Originally Published: July 12, 2004
Author: Lewis Lazare
Shock value has its place in advertising. After all, what better way to break through all that clutter and grab viewers' attention than to present them with an image or a situation -- or both -- that they couldn't imagine ever seeing.
Pepsi has done it at least once to great effect. Remember when Ozzie Osborne woke up in bed with Florence Henderson in that Pepsi Twist spot? Maybe, like us, you'd rather not remember. But it was a shocker of a sight, all right. And a lot of people did remember it. Even liked it. Which was great for the Pepsi Twist product the commercial supported.
Now, Martin/Williams in Minneapolis, in its swan song commercial as the agency of record for office supplies giant Staples, is giving viewers a new shocker of a scenario in a back-to-school commercial breaking in select markets on July 19. The shock value, in this instance, has to do with the appearance of rocker Alice Cooper.
The 30-second spot does a decent job of building suspense in the initial seconds as the camera tracks a pair of hands pushing along a shopping cart and picking up various items while a rather cranky looking young girl (a great little actress by the way) looks on with mounting disgust.

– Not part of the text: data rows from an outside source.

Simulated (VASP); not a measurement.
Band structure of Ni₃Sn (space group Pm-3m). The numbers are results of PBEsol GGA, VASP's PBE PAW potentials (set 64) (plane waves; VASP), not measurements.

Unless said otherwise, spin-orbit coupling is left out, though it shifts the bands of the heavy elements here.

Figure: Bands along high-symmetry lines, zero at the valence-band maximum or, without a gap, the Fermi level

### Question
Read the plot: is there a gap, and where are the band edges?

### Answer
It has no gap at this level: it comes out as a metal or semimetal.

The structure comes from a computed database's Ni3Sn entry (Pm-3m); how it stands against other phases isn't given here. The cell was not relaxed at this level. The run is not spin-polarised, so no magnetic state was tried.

Finally, when the big revelation of the mystery shopper's identity can be withheld no longer, we see him to be Cooper, who stares out at us with his wildly disheveled long hair and spooky, mascara-framed eyes in the middle of a Staples store, of all places.
Moments later his daughter, the cranky one now unable to contain her displeasure, barks out a reference to Cooper's hit song "School's Out," in which she recollects him saying school was out forever. But Cooper promptly corrects her -- pointing out the song actually said school was out only for the summer. "Nice try, though," he adds, with just a hint of sarcasm.
After Cooper's done doing his schtick and providing the spot with a dose of shock value, a separate voiceover artist has to quickly remind us Staples is the place to go for school supplies.
And there's the rub for us with the shock thing. The lowly voiceover artist has to do all the heavy message lifting and do it in a hurry, while the otherwise gratuitous Cooper gets to hog the limelight and provide the shock value -- the only reason, really, we'd have to remember most of what this spot's message is supposed to be.